WeNet Python Binding

This is a python binding of WeNet.

WeNet is a production first and production ready end-to-end speech recognition toolkit.

The best things of the binding are:

  1. Multiple languages supports, including English, Chinese. Other languages are in development.

  2. Non-streaming and streaming API

  3. N-best, contextual biasing, and timestamp supports, which are very important for speech productions.

  4. Alignment support. You can get phone level alignments this tool, on developing.

Install

Python 3.6+ is required.

pip3 install wenetruntime

Usage

Non-streaming Usage

import sys
import wenetruntime as wenet

wav_file = sys.argv[1]
decoder = wenet.Decoder(lang='chs')
ans = decoder.decode_wav(wav_file)
print(ans)

You can also specify the following parameter in wenet.Decoder

  • lang (str): The language you used, chs for Chinese, and en for English.

  • model_dir (str): is the Runtime Model directory, it contains the following files. If not provided, official model for specific lang will be downloaded automatically.

    • final.zip: runtime TorchScript ASR model.

    • units.txt: modeling units file

    • TLG.fst: optional, it means decoding with LM when TLG.fst is given.

    • words.txt: optional, word level symbol table for decoding with TLG.fst

    Please refer https://github.com/wenet-e2e/wenet/blob/main/docs/pretrained_models.md for the details of Runtime Model.

  • nbest (int): Output the top-n best result.

  • enable_timestamp (bool): Whether to enable the word level timestamp.

  • context (List[str]): a list of context biasing words.

  • context_score (float): context bonus score.

  • continuous_decoding (bool): Whether to enable continuous(long) decoding.

For example:

decoder = wenet.Decoder(model_dir,
                        lang='chs',
                        nbest=5,
                        enable_timestamp=True,
                        context=['不忘初心', '牢记使命'],
                        context_score=3.0)

Streaming Usage

import sys
import wave
import wenetruntime as wenet

test_wav = sys.argv[1]

with wave.open(test_wav, 'rb') as fin:
    assert fin.getnchannels() == 1
    wav = fin.readframes(fin.getnframes())

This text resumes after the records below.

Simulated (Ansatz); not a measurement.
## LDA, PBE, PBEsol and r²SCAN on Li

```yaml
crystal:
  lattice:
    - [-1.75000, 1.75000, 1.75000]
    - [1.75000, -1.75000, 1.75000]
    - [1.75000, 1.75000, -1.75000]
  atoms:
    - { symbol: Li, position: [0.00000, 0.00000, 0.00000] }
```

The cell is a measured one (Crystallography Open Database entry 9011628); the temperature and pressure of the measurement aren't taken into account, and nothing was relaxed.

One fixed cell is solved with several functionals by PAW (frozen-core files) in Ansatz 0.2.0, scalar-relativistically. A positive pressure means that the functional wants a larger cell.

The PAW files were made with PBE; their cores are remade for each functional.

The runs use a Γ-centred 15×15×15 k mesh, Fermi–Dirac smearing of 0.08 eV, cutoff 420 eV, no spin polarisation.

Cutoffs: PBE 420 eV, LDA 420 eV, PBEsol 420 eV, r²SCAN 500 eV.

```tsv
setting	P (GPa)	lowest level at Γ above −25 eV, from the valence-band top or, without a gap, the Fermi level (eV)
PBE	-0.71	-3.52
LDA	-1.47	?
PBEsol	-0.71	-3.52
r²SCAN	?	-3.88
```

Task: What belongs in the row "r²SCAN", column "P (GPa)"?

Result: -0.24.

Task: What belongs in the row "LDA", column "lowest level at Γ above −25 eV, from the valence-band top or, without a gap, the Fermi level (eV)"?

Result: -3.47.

decoder = wenet.Decoder(lang='chs')
# We suppose the wav is 16k, 16bits, and decode every 0.5 seconds
interval = int(0.5 * 16000) * 2
for i in range(0, len(wav), interval):
    last = False if i + interval < len(wav) else True
    chunk_wav = wav[i: min(i + interval, len(wav))]
    ans = decoder.decode(chunk_wav, last)
    print(ans)

You can use the same parameters as we introduced above to control the behavior of wenet.Decoder

Build on Your Local Machine

git clone git@github.com:wenet-e2e/wenet.git
cd wenet/runtime/binding/python
python setup.py install